When Shorty, the same drug dealer Freeman had tried to talk out of selling drugs, is killed by the Chicago Police, and it causes a riot, Freeman signals that it’s time for the insurrection to begin. What follows can best be described as a better led version of the uprisings in Newark and Detroit, or the later rebellion in Los Angeles. Freeman’s troops take over a local radio station. They blow up the mayor’s office. They maintain disciplined sniper fire from the rooftops against the National Guard. They kidnap a Colonel “Bull” Evans, smear his face with black paint, force him to drink acid, and send him out into the streets. Then, finally, Freeman is betrayed.

No white man, or woman exposes Dan Freeman as “Uncle Tom,” the code name for the leader of the insurrection. Indeed, the rebellion in The Spook Who Sat By the Door is so skillfully put together that the white political and military leaders trying to put it down can never quite believe that a black man is behind it. As Dahomey Queen, Freeman’s prostitute lover — who’s also sleeping with a senior CIA official — reports back, they think it’s the Russians. Freeman’s old fiancée, who had dumped him to pursue a more bourgeois lifestyle, goes to his best friend from college, Dawson, a senior Chicago police official, and voices her suspicions. Dawson, who Freeman had been trying to recruit as a double agent, eventually puts two and two together, and figures out that his old team mate from the Michigan State football team was the mastermind all along, that the cool, apolitical exterior was just a clever front for a secret black nationalist.

I won’t “spoil” the ending, but if you’ve seen Ken Loach’s equally radical film The Wind That Shakes The Barley, you can probably figure out what happens. Dan Freeman has to make a choice. It’s easy to kill the white occupier, but how about upwardly mobile black traitor? Let’s just say he “does the right thing.” It’s also worth noting that the novel’s author Sam Greenlee had initially tried to get Jesse Jackson to help him fund The Spook Who Sat By The Door. Jackson not only rebuffed him but took an active role in the film’s suppression, having immediately recognized the novel’s subversive content. United Artists, on the other hand, thought it was just another blacksploitation film. So they, unlike Jackson, helped make it possible.

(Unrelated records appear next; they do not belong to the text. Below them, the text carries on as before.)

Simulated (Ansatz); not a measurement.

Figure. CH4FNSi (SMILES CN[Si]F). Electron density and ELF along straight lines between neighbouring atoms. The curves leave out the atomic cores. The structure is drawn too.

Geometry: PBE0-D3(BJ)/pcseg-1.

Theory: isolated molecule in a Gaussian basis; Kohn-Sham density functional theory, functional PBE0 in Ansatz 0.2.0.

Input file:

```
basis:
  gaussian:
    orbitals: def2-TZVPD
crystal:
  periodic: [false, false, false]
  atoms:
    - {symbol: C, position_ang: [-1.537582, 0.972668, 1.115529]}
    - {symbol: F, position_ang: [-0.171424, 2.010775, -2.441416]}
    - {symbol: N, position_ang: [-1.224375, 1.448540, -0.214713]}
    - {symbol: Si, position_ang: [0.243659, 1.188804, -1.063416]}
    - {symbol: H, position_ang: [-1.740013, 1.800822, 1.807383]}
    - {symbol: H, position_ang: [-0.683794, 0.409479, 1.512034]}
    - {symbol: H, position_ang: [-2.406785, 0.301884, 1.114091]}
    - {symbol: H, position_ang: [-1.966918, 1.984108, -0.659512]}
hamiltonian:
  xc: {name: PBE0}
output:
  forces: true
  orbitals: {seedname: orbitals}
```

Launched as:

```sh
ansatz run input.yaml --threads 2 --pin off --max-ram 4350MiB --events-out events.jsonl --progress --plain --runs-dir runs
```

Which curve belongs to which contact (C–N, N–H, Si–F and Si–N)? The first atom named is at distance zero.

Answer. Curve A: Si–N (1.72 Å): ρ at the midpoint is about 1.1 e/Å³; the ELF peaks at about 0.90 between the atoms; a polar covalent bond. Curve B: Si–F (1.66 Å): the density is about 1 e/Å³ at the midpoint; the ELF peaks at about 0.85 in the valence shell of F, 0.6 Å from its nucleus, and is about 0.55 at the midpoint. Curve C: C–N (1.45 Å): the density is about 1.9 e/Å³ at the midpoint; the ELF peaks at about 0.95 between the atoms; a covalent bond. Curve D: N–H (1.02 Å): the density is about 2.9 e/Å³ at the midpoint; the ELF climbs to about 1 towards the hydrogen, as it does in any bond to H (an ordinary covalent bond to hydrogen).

The Spook Who Sat By The Door is on YouTube in its entirety. Sam Greenlee is now an old man who, by his own account, is living on food stamps and welfare, but he seems to have little trouble with his work being pirated. Indeed, he has noted in an interview that had it not been for the original bootleg copies, the film never would have gained its underground reputation or its eventual release on DVD. You don’t really have to be black to appreciate The Spook Who Sat By The Door, just someone who wants to see an important, suppressed piece of American culture given the full debate it deserved back in the 1970s.